You are viewing a plain text version of this content. The canonical link for it is here.

Posted to java-user@lucene.apache.org by Timo Nentwig <lu...@nitwit.de> on 2008/04/13 16:45:37 UTC

Sorting consumes hundreds of MBytes RAM

Hi!

I found that when sorting the search result -depending on the amount of data 
in the field to sort by - this can easily lead to FieldCacheImpl to allocate 
hundreds of MByte RAM.

How does this work internally? It seems as if all data for this field found in 
the entire index is read into memory (?).

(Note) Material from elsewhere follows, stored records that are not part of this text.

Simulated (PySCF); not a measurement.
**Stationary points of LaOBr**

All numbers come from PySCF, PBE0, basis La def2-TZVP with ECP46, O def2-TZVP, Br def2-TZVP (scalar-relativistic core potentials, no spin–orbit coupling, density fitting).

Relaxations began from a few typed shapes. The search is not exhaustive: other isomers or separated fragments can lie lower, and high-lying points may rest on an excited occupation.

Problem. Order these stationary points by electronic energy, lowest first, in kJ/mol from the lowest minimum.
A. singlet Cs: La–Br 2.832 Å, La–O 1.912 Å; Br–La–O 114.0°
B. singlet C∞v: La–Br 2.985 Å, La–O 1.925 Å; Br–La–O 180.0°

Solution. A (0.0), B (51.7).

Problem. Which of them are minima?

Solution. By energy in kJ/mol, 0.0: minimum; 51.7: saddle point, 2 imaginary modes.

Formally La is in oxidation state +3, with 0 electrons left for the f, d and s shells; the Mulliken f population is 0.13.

And question #2: what am I going to do against it? Index  sharding?

Thanks,
Timo

---------------------------------------------------------------------
To unsubscribe, e-mail: java-user-unsubscribe@lucene.apache.org
For additional commands, e-mail: java-user-help@lucene.apache.org

Re: Sorting consumes hundreds of MBytes RAM

Posted by Eran Sevi <er...@gmail.com>.

If you read the payloads in sequence they're not arranged by their original
position whereas when you use a stored field you get the terms in the
correct order.
If you need to sort the values it doesn't matter of course.
On Fri, Apr 25, 2008 at 5:42 PM, Nadav Har'El <ny...@math.technion.ac.il>
wrote:

> On Mon, Apr 14, 2008, Chris Hostetter wrote about "Re: Sorting consumes
> hundreds of MBytes RAM":
> > : And question #2: what am I going to do against it? Index  sharding?
> >
> > The only suggestion i can offer is to take a look at LUCENE-769 ... it
> > takes a completley differnet appraoch of using a FieldSelector to access
> > the *stored* field and sort on it ... the memory usage of FieldCache is
> > eliminatedand the expense of longer search times ... in cases where you
> > expect queries to match on a very small subset of the total index, it
> > could be worth using.
>
> Instead of using a stored field, I would recommend using *payloads*.
> If you store the field's valye as payload on a custom term, you basically
> get a posting-list of the field value, which can be (theoretically, at
> least)
> efficiently skipped on one hand - and read in sequence on the other hand.
>
> --
> Nadav Har'El                        |       Friday, Apr 25 2008, 20 Nisan
> 5768
> IBM Haifa Research Lab
>  |-----------------------------------------
>                                    |Business jargon is the art of saying
> http://nadav.harel.org.il           |nothing while appearing to say a lot.
>
> ---------------------------------------------------------------------
> To unsubscribe, e-mail: java-user-unsubscribe@lucene.apache.org
> For additional commands, e-mail: java-user-help@lucene.apache.org
>
>

Re: Sorting consumes hundreds of MBytes RAM

Posted by Nadav Har'El <ny...@math.technion.ac.il>.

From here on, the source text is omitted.